What will church be like once this season passes? Parishes that have long emphasized physically receiving the sacrament of bread and wine are now forced to focus on other aspects of ministry. Will there be new wisdom about life together that doesn’t center on an altar? Congregations and worship halls that set themselves apart by screens, video feeds and “virtual church” are no longer any different from every other house of faith that is streaming some form of worship into homes and handheld devices. Will people of faith find new commonalities once the medium stops being confused with the message?
Saddest of all, during this season of disruption and vulnerability, something raw and violent was caught on camera that has sent shock waves through our land. A cruel death by kneeling on a non-resisting, handcuffed man truly scared us. Because if this is how we close the distance between us, heaven help us.
“Only connect.” — E.M. Forster
For right now, the space between us is filled with extended dog leashes, invisible yardsticks and air. But as we walk, we shout greetings across the divide more often than we used to, mostly because we are hungry for interactions. These past weeks we have learned to see people, who risk so much for our sakes, moving about in that in-between space, and we’re grateful for them. Belatedly, to be sure. And because of the racial tensions arising from the death of George Floyd, we have been forced to look across the divide, sad that it exists at all. Sad that so many have been estranged and treated as the “other.”
When we are allowed to move into that space between us again, I think our first steps will be chastened. It should not have come to this. Too many died because of the way we chose to move about this planet before all this. We have now seen too much to go back to what was done before.

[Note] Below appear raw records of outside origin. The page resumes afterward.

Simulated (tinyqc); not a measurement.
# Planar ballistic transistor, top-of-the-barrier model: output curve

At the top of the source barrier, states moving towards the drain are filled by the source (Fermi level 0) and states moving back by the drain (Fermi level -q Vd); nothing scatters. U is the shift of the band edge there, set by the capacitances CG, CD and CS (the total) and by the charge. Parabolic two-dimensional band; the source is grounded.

That is why something else is in the space between us: the knowledge that we can learn from our mistakes. We can see with clearer eyes and unfogged glasses those people we overlooked before and have harmed even now. We can continue to reach across the divide to help, to support, to connect.
Hope is in the space between us. Seeing that is both an opportunity and a necessity.
The Rev. Randy Bush is senior pastor of East Liberty Presbyterian Church.